Isn't this just, you say that $Q$ is a symplectic form on $\mathbb{C}^{2n}$, and use that there exists a basis (sometimes called (standard) symplectic basis) in which the symplectic form has the matrix representation $$ \begin{pmatrix}0_n&-1_n\\1_n&0_n\end{pmatrix}? $$ So I don't see any problem with your argument.

Answer 2

Some of the quadratic equations you wrote are (in various coordinates) the equations for vectors being "isotropic" for the symplectic form $Q$, that is, $Q(v)=0$. EDIT2: others are $\{v:Q(v)=c\}$ for some constant $c$.

It is a not-completely-trivial theorem that, up to isomorphism (change-of-basis) there is a unique non-degenerate alternating form on a vectorspace of a given (even) dimension. The relevant change-of-basis is linear over whatever groundfield (maybe we need characteristic not 2), $v\to Av$, so $v\to v^\top Qv$ becomes $v\to (Av)^\top Q(Av)$, which means that the matrix of the symplectic form transforms by $Q\to A^\top QA$.

EDIT: And, if we want $\{v:Q(v)=c\}$ for any constant $c$, Witt's theorem assures that the symplectic group is transitive on such vectors.

Answer 3

So after some initial confusion, I've managed to work out the details of the argument.
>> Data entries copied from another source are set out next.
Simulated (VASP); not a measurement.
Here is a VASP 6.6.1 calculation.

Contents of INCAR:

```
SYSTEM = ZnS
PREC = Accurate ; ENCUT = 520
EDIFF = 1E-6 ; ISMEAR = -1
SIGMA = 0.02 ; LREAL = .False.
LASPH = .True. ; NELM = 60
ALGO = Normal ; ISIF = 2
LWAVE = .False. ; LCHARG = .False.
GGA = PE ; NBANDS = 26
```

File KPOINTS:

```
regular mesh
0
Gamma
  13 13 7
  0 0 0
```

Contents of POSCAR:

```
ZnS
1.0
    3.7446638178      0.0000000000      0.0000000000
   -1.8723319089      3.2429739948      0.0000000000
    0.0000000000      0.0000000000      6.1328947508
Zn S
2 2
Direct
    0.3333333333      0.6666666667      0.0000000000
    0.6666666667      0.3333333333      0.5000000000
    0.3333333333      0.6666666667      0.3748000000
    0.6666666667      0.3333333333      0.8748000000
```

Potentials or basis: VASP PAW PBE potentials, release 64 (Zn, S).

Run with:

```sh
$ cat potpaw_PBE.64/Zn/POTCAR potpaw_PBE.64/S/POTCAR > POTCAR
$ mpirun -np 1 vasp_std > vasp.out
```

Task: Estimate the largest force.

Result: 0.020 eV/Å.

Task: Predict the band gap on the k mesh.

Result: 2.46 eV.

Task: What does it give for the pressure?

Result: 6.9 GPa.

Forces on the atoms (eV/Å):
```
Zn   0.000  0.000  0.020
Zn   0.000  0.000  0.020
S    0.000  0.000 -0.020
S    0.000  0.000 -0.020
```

We have $$ M = \{ z \in \mathbb{C}^{4n} : B(z,z) = 1\} $$ where $B : \mathbb{C}^{4n} \times \mathbb{C}^{4n} \rightarrow \mathbb{C}$ is the symmetric non-degenerate complex bilinear form given w.r.t. the standard basis by the matrix $$ W = \frac{1}{2}\begin{bmatrix} & & & I\\ & & -I & \\ & -I & & \\ I & & & \end{bmatrix} \,. $$ Now, because the matrix $W$ is real and symmetric (and nonsingular), in particular (by first applying the spectral theorem) it is possible to show $A^TWA = I$ for some change-of-basis matrix $A$.